MIchael Vick has a team, and that team will come to the Georgia Dome on Dec. 6. We in Atlanta have seen some momentous days in our time as a big-league city — we’ve played host to the Super Bowl, to the World Series, to All-Star games in three different sports, to Muhammad Ali’s return-from-exile fight against Jerry Quarry, even to an Olympiad — but we won’t have seen anything quite like this.
The saga that has in many ways divided our city will be coming to our city for one last act. The man who packed the Dome will return on an opponent’s roster. Nothing says Vick will actually play that day — he’s being signed to back up the majorly successful Donovan McNabb — but what if he does?
Will there be a Deion Sanders “This Is My House” Moment? Will Vick take a Jeff George victory lap if the Eagles win? Will Vick jerseys outnumber those shirts bearing the names and numbers of current Falcons that day in the Dome?
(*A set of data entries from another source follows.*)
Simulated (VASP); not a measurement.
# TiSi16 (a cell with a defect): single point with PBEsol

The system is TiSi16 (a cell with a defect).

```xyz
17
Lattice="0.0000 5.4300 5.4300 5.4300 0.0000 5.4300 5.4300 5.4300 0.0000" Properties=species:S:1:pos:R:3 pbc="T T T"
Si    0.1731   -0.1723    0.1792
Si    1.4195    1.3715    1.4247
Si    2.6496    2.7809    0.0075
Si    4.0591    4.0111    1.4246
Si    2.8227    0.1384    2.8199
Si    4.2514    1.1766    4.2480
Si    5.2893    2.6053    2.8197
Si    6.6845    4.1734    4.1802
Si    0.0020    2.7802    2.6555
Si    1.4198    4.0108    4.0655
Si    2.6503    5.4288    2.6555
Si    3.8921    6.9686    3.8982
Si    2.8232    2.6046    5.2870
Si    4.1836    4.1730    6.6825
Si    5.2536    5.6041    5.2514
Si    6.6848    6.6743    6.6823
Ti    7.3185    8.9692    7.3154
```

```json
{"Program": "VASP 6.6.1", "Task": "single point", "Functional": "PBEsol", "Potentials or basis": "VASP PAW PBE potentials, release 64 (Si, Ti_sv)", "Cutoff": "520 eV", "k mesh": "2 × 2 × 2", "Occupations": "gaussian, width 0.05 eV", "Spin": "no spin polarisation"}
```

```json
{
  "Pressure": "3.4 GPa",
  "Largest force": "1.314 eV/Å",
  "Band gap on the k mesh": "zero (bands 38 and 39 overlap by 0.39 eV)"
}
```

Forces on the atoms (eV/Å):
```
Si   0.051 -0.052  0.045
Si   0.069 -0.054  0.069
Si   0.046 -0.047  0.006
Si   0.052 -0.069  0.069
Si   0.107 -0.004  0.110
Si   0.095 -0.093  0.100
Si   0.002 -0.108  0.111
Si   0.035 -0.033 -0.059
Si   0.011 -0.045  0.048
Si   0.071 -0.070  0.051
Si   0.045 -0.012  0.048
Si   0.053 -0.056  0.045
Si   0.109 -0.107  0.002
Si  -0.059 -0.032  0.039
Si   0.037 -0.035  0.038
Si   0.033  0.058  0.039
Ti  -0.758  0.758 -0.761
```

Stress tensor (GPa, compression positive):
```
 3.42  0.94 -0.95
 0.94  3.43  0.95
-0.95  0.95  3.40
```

We cannot know the answers to any of this today, same as we couldn’t know Michael Vick would ever be an ex-Falcon. On Dec. 23, 2004, he signed the $130 million contract that was supposed to have made him a Falcon for life. On Dec. 31, 2006, he played his final game for the franchise.
And we Atlantans know all too well how the past three years have been. The Falcons hit bottom and are climbing again. Vick went to prison and is starting anew. And some of us here have turned this into a zero-sum game: If you’re for the Falcons you can no longer be for Vick, and vice versa. It is that peculiar dynamic that will be the backdrop on Dec. 6. It is that peculiar dynamic that makes some among us wonder if the massive Dome is a big enough place to hold all the emotions that will be present therein.
Michael Vick was the biggest professional athlete in this city’s history — bigger than Dominique, bigger than Chipper, bigger even than Hammerin’ Hank. Now he again works in the NFL, works for another team. And that team is on the 2009 Falcons’ schedule, and that game is here. We knew this would have to come at some point, but we couldn’t know it would arrive so soon.
And now, from the distance of August, we ask: Will we be able to handle it? Will there be fights in the stands? Fights on the field? (When last the Eagles played here, on a Monday night in September 2005, there was a brawl in pregame warmups.) Will the fabric of Atlanta be rent by a single football game on that one given Sunday?
And the guess, again from a faraway perch, is that we’ll all be just fine. The crowd will be alive but not overwrought. The teams will play a game and someone will win and Vick may or may not participate, and then we’ll all get along with the rest of our lives. It’s what people do. It’s what we Atlantans have come to do rather well.
We’re supposed to be the city too busy to hate, remember? We can also be the city big enough to root for both: We can wish Michael Vick well and still support the hometown team.
And it’s not as if we haven’t been through Big Events. Indeed, the day before the Eagles play the Falcons, there’ll be another event in the Dome that figures to stir some passions — the SEC championship. And you know what will happen after that titanic tilt? The Dome crews will sweep the aisles and redo the field markings and get ready for another game the next day.
Because, at bottom, that’s all these are. Just games.